The first half of the column is about the rest of the world.  But what really caught my attention was the second half, where he excoriates both the Reserve Bank and the government for their handling of the last decade or so.    This time, I’m defending both institutions.

There are some weird claims.

We were well into a recession when the GFC hit. So, when global money supplies dried up, it didn’t matter too much, because there was so little demand to borrow money in New Zealand anyway.

Here he can’t make his mind as to whether he wants to date the crisis to, say, August 2007 (10 years ago, when liquidity pressures started to flare up) or to the really intense phase from, say, September 2008 to early 2009.

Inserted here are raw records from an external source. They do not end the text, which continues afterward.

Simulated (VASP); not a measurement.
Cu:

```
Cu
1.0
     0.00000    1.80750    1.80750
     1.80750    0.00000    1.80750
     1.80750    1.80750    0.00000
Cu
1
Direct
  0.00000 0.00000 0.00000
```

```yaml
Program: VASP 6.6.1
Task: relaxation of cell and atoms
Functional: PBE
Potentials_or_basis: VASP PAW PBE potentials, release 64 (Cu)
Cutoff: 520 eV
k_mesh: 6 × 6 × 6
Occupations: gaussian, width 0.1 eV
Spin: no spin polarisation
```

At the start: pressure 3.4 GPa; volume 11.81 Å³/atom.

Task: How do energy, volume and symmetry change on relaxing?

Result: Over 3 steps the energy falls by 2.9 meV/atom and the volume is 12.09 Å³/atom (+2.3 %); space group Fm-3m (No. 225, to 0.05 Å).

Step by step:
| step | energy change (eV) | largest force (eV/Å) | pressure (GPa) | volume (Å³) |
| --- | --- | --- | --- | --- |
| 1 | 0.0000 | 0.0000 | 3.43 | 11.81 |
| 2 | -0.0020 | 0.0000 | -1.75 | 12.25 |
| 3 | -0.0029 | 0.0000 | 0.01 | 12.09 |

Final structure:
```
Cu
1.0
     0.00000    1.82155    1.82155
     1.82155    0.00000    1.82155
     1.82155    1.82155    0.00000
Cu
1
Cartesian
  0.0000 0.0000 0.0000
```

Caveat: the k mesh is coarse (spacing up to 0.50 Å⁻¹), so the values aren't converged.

Our recession dates from the March quarter of 2008 (while the US recession is dated from December 2007), but quite where he gets the idea that when funding markets froze it didn’t matter here, I do not know.  Banks had big balance sheets that needed to be continuously funded, whether or not they were still expecting any growth in those balance sheets. And they had a great deal of short-term foreign funding.  Frozen foreign funding markets, which made it difficult for banks to rollover any such funding for more than extremely short terms, made a huge impression on local banks.  For months I was in the thick of our (Treasury and Reserve Bank) efforts to use Crown guarantees to enable banks to re-enter term wholesale funding markets.  Banks were telling us that their boards wouldn’t allow them to maintain outstanding credit if they were simply reliant on temporary Reserve Bank liquidity as a form of life support.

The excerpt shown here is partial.